I am an award-winning geographer taking a multi-disciplinary approach to understanding the world. My work includes scholarly research on resource management, journalistic investigations into transnational political networks, and professional reports on disinformation and the far right, spanning features in Fortune, CNN, and The Washington Post, as well as collaborations with Amnesty International, The New York Times Visual Investigations Team, and Forensic Architecture. Generally, I believe that the world is a complex place where ideas and material needs mix in messy ways that require immersive understandings of resources and information.
I received my Master’s in Philosophy, Aesthetics, and Critical Thought at the European Graduate School in 2016, and my Bachelor’s in International Studies at Trinity College (Hartford, CT). Through these experiences, I have developed ongoing studies in the comparative development of Russia/Eurasia and Latin America and the Caribbean as it pertains to revolutionary politics, populism, and natural resources. In 2020, I graduated from the Earth, Environment, Society program at Portland State University in 2020, receiving my PhD with a dissertation on collaborative water resource management and climate adaptation in Hood River, Oregon.

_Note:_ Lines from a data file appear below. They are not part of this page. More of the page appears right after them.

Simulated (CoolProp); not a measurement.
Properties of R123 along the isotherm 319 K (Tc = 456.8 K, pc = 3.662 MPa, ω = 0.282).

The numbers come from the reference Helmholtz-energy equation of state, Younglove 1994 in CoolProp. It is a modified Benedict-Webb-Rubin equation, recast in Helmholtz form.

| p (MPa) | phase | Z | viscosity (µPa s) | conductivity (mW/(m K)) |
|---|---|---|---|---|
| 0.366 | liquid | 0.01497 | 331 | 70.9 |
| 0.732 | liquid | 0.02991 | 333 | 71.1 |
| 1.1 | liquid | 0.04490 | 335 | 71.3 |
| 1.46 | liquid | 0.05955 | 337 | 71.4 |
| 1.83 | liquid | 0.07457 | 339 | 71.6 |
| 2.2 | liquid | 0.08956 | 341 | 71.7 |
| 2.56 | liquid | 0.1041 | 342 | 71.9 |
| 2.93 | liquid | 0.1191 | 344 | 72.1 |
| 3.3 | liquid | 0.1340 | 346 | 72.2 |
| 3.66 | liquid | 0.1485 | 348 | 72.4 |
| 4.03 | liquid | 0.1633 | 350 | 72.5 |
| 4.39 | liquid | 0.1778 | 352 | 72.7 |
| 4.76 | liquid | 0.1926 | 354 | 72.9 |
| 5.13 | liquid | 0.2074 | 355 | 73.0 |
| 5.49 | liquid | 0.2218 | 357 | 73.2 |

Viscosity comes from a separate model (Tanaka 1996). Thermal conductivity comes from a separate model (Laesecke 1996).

I edited an anthology on the political ecology of food and housing called Grabbing Back: Essays Against the Global Land Grab (2014), and wrote a book on the transnational far right called Against the Fascist Creep (2017). My articles on the far right have appeared in peer-reviewed journals such as the Oregon Historical Quarterly and Boundary 2 Online, while my articles on political ecology have been published in the Hydrological Sciences Journal and the Annals of the American Association of Geographers Review of Books. In 2022, the International Association of Hydrological Sciences awarded me the Tison Award for an article reviewing different approaches to human-water systems.
I have appeared as an expert on local network news affiliates, as well as featuring in such international sources as The NY Times, Washington Post, BBC World Service, Vice News, Aftenposten, CBC, Financial Times, Il Foglio, Al Jazeera, and others. Since 2016, I have taught classes at Portland State University’s Geography Department on globalization, water, food, sustainability, and climate change.